Deputy Commons wanted the Estimate cut by at least half. At the same time, without noticing himself, he also argued that we should have kept all the men who had reached the end of their service in the service; in other words, he made an appeal that we should have increased personnel rather than reduced personnel.

He wanted us to do that at half the cost of the present Estimate. I do not know how he deals with these matters, but I am sorry that I would not be able to do that. If we want to have an Army of the size which we estimate for, we have to pay for it. The answer that a number of Deputies may give us is that we do not want an Army of that size, and it is a matter of their opinion against mine.

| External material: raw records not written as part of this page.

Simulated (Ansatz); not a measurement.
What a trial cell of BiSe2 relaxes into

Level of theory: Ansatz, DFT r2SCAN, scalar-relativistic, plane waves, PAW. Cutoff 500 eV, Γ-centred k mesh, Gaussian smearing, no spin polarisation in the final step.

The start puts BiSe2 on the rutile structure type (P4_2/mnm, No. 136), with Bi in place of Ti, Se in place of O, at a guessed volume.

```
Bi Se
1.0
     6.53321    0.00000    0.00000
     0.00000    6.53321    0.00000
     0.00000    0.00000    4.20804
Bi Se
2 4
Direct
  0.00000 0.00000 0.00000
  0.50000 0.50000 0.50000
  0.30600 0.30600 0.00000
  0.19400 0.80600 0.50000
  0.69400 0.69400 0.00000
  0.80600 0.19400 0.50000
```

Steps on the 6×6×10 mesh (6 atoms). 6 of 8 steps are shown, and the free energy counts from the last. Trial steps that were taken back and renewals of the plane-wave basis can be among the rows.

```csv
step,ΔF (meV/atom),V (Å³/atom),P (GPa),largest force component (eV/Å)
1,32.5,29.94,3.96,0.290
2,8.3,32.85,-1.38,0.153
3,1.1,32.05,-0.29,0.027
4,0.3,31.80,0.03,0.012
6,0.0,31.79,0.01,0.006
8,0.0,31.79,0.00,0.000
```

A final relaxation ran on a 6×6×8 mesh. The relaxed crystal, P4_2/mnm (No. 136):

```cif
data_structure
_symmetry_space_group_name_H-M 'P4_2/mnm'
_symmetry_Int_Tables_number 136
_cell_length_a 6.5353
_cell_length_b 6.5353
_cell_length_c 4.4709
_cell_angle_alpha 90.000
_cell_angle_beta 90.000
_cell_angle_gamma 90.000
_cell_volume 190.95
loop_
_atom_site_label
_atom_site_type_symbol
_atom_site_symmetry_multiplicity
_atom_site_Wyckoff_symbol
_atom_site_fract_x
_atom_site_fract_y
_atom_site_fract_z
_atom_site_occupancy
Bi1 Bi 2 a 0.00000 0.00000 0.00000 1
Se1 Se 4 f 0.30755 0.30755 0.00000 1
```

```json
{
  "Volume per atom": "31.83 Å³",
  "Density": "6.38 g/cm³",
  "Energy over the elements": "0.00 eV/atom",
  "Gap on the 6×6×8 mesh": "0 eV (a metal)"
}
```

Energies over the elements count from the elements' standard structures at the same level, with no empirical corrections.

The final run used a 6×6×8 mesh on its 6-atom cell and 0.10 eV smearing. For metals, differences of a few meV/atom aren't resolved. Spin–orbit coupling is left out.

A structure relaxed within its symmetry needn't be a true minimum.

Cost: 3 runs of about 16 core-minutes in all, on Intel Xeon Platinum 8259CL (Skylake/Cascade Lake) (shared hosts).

Somebody—I cannot say who it was but, if I do not make a mistake, I think it was Deputy Mulcahy—talked about our going all over the world to purchase equipment because we were not playing with our friends in England. Of course, that is balderdash.

It is a fact.

It is complete balderdash from the point of view of the suggestion which the Deputy tried to convey to the House—that it was done out of pique or something of that sort. We purchased in Czecho-Slovakia a number of Bren guns and I think it is to the credit of the Army authorities that they were the first to see the value of this type of gun. They went to Czecho-Slovakia and purchased quite a large quantity, as much as it was possible to purchase, but not as much as they would have liked to have got. They were very pleased with themselves and at a later stage England was so satisfied with the value of this gun that I understand the authorities there purchased the right to manufacture this particular weapon in England.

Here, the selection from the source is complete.